How to match already-calculated means to the original data set?

I am now learning R. I feel that there is a very easy succinct answer to my problem, but I am having trouble solving it myself.
I have a large data set. One column contains various 'categories'. I aggregated these categories to get the mean for each one. So, right now, my aggregated table looks like this:
Category __ Average
A ________ a
B ________ b
C ________ c
etc...
I want now to take these average and combine it as another column onto my original data.

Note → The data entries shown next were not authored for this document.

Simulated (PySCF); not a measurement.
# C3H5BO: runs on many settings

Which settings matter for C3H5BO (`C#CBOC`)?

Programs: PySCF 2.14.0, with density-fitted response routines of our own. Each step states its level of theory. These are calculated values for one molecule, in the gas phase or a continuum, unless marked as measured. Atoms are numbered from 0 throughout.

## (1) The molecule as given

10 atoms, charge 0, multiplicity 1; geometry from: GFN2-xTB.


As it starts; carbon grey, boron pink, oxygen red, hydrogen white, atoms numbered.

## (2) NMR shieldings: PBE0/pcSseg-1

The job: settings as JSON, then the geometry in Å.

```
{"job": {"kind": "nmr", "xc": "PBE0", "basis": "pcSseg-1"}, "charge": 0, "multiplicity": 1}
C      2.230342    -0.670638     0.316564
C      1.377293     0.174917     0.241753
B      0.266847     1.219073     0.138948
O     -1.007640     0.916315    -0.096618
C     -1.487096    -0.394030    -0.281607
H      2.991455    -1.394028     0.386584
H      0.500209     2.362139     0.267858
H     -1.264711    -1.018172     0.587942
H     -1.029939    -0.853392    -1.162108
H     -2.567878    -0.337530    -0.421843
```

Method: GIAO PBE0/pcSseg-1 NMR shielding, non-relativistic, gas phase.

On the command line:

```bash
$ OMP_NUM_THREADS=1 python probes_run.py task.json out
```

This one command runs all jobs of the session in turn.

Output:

So, I want it to look something like this:
Categories _____ Averages
B _____________ b
A______________a
B______________b
C______________c
B______________b
C______________c
In other words, I want to match each category with its corresponding mean. I have tried variations of merge(), match(), and different apply functions. The fact that my aggregated table is so much smaller than my original data is causing some problems.
Is there a specific function I can use for this simple problem? Thanks in advance.
In base R:
data <- data.frame(Category=c(rep("A",3), rep("B",4), rep("C",2)), Value=1:9)
> data
Category Value
1 A 1
2 A 2
3 A 3
4 B 4
5 B 5
6 B 6
7 B 7
8 C 8
9 C 9
> avg <- lapply(split(data$Value, data$Category), mean)
$A
[1] 2
$B
[1] 5.5
$C
[1] 8.5
> data$Averages <- avg[data$Category]
> data
Category Value Averages
1 A 1 2
2 A 2 2
3 A 3 2
4 B 4 5.5
5 B 5 5.5
6 B 6 5.5
7 B 7 5.5
8 C 8 8.5
9 C 9 8.5
You can use plyr, data.table, etc. more efficiently for larger datasets.